Shanghai loses top spot as preferred property investment destination
Shanghai in China dropped to second place in the list of most favorable destinations for property investments in Asia, said a survey on Monday.
Singapore, with its strong economic growth, won the top place for real estate investments in Asia, an annual survey jointly published by Urban Land Institute and PricewaterhouseCoopers showed.
Shanghai, which topped the list in the previous annual survey, lost its position as investors became wary of the sharp increases in property prices in the Chinese city.
While Mumbai and Hong Kong occupied the third and fourth places respectively in the list, Osaka in Japan, and Manila in Philippines are the least favorable spots for property investments.
Property prices in China are expected to decrease by about 20 percent in 2011 and the market is likely to readjust in March or April next year, China Daily said in November, quoting a report by Renmin University of China. But, the report ruled out hard landing of Chinese property market.
Property developers are expected to face a sharp decline in access to capital in the first quarter next year. Besides, the situation will be worsened by tighter financing, loan repayments and severe restrictions on property buyers, according to Liu Yuanchun, deputy head of the university's School of Economics.
Property prices in China rose 8.6 percent in October year-on-year, compared with a 9.1 percent rise in September, according to the National Bureau of Statistics (NBS).
Chinese property prices growth slowed in October for a sixth consecutive month after peaking at 12.8 percent in April. The Chinese government stepped up controls to curb the property price rises in April.

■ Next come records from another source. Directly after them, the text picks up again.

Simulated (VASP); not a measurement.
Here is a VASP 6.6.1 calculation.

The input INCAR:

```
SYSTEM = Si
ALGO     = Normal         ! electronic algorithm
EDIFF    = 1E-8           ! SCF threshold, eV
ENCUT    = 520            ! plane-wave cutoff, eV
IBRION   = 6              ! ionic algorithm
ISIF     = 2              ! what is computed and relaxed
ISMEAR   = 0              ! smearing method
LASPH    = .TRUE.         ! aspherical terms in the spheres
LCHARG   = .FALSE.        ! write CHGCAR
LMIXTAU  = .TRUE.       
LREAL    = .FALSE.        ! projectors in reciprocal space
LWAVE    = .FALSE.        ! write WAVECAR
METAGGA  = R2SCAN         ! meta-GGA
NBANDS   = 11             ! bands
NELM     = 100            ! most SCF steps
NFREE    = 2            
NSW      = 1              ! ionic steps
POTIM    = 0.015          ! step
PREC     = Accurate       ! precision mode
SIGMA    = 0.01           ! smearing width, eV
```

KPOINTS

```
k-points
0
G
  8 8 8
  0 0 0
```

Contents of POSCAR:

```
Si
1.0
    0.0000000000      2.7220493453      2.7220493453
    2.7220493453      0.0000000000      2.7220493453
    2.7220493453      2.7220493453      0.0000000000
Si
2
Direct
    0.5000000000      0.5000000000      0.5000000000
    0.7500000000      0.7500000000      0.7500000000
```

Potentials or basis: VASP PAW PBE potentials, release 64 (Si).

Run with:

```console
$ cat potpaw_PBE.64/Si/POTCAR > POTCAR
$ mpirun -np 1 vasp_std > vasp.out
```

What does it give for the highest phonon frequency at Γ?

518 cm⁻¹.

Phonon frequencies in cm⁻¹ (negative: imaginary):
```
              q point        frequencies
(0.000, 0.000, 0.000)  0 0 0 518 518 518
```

However, home prices rose 0.2 percent in October, highlighting the need for further government controls to crack down on speculation and avert asset bubbles.
The Chinese government is planning to introduce a property tax to discourage property speculation and contain surge in home prices. The government already suspended mortgage loans for third home purchases and raised down payments for first time buyers.
“It was possible that Asian governments would unveil more policies to cool their markets, but the strength of the economies would be the fundamental driver for investment decisions, especially in the commercial real estate sector,” Reuters quoted Stephen Blank, senior fellow at the Urban Land Institute, as saying on Monday.
In addition, foreign citizens are permitted to buy a single home for their own personal use and foreign institutions can only buy commercial property in the same city where they are registered, according to a notice released earlier this month by the Ministry of Housing and Urban-Rural Development and the State Administration of Foreign Exchange.
There is a great feeling of uncertainty because it is very hard to know what the potential changes in regulations are going to be, Blank said. Regulations come and go. In Asia, governments turn things on and turn things off very quickly.
The People's Bank of China raised interest rates by 0.25 percent in October for the first time in three years to tame inflation and rising home prices. The central bank also increased banks' reserve requirements five times this year.
However, property investment increased 37 percent in October on annual basis, taking the total investment in the first 10 months to 3.81 trillion yuan, up 36.5 percent compared with the same period last year.
Chinese consumer confidence fell in the third quarter, recording a drop for the first time in six quarters, but some 62 percent of consumers surveyed expected housing prices to rise continuously over the next 12 months.